A Review of Sarah Cannon’s The Shame of Losing: The Most Honest Thing You’ll Read This Year
Review by Tyler Rose LaMay, Collateral Intern
Shame is the ugly bridesmaid’s dress that gets shoved into the dark recesses of a closet. We know it’s there, and from time to time, thoughts of it drift into our consciousness. We become adept at shoving it sideways, looking around it, keeping the torment and the guilt of our shame to ourselves. Sarah Cannon’s The Shame of Losing is an open, honest look at a life, a family, and a marriage forever changed by a traumatic event. In effect, Cannon throws open the closet door where shame is draped and lets us all inside.
In 2007, on an average fall day in Seattle, Cannon, a young mother and wife whose life is on a path to be everything she hoped it would be, gets a phone call. Her strapping woodsman of a husband has suffered a near fatal accident on the job. What follows is a journey of learning and losing.
Cannon starts by laying out all the details of the accident in the first five pages. This straightforward approach is refreshing to see after all the drawn-out suspense that defines most of our news and recreational reading. America’s wound culture is immediately satiated, allowing readers to the focus on the aftermath and the realness that Cannon shows in her experience.
It’s shameful, but everyone does it. We make comparisons to worse tragedies all the time. It’s something I try to be careful of now, knowing how it doesn’t change reality, or work in any case, to make you feel less alone. (20)
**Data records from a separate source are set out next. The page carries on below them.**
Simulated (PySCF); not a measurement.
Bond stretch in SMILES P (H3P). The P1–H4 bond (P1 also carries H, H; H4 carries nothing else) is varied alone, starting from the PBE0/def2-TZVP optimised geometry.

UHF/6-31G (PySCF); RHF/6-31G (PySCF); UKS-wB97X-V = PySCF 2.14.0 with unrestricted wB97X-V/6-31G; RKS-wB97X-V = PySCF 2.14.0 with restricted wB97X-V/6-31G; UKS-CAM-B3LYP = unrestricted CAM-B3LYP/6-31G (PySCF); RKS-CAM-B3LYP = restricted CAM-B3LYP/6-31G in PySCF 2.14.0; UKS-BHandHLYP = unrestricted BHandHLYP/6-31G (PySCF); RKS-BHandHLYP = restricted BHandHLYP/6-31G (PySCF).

Losing calls the reader to question what they would do if life as they knew it changed irrevocably. It’s not something we think of often. To admit to ourselves that we are human, we have limits, we can’t succeed always, and sometimes, it’s healthier to lose. I see this too often, as a recent college graduate. At university, both faculty and students push themselves over the edge while trying to “do more” or “be better.” When spread too thin, we lose the ability to care deeply and connect. Losing not only forces you to slow down but reminds you it’s okay.
Cannon eases us into some softer moments. We learn about her childhood and falling in love with her husband. Cannon sets the stage, adding depth and drawing us further in with her while allowing us to process what has happened. She lets us know about her family and her past, the peaceful memories of childhood, that give us insight into the person she is now:
It was always a special treat to ride alongside Dad in the ‘46 Chevy pickup, the truck that would become a father-son weekend restoration project, the truck that would eventually be my wheels for high school. (13)
A frank and honest storyteller, Cannon includes letters she wrote, journal entries, stories, and a small script along with her narrative, showcasing her ability to relate and hold her audience close while maintaining vulnerability. She never sugarcoats what happened or how she feels, showing us her struggle with all the ambiguity present in her life and her difficult battle with it. Never pretending to be more or less than who she is, her authenticity seeps through the pages, which might be the best aspect of the work. In a time of filters and carefully posed and scripted expressions, Losing is a real story laid bare. Canon isn’t shy about telling you how hard and imperfect her process was.
My peace wasn’t always available to me the first year after Matt’s accident, nor was it the years after when I felt it “should” be. It is good practice to offer the basic seeds for a practice in mindfulness – the breathing, the mantras, the smiling – but in my experience as a trauma survivor, the most valuable tool is knowing how to hold the in-between spaces. It is a confusing place to dwell. But, patience with ambiguity is the only way. (121)
Cannon navigates this ambiguity both within herself and within those around her. From her parents who seem less interested in helping with their grandkids, to her mother-in-law who seems to be trying to take her place rather than help her, to her friends that drift away. She exposes the society we are present in today, where kind words are easy, but true actions are rare. Cannon questions whether it is her specific situation creating distance, or if it is a natural response to stress.
Were they scared to be close, knowing it was the kind of freak accident that could happen to anyone? Or was it me, pushing them away? (84)
We are called to wonder about the connections and the closeness in our own lives. What expectations do we hold to ourselves and to others? What is the reality, in comparison? How are we presenting our own stories of trauma and survival while honoring the truth and how we live with it? This seems to be the real triumph of Losing. Cannon holds up the truth of this terrible trauma that occurred in her life and at the same time finds a way to live within it and beyond it.
Cannon’s language is causal and clear, presented right there on the page. Losing is not a love story, or a story of miracles; it’s a story of reality and strength, hardship and struggle, learning and acceptance. It takes a hard look at what happens after trauma—an experience we share and don’t share all at once—when every decision we need to make is tough and our humanity reels in recovery.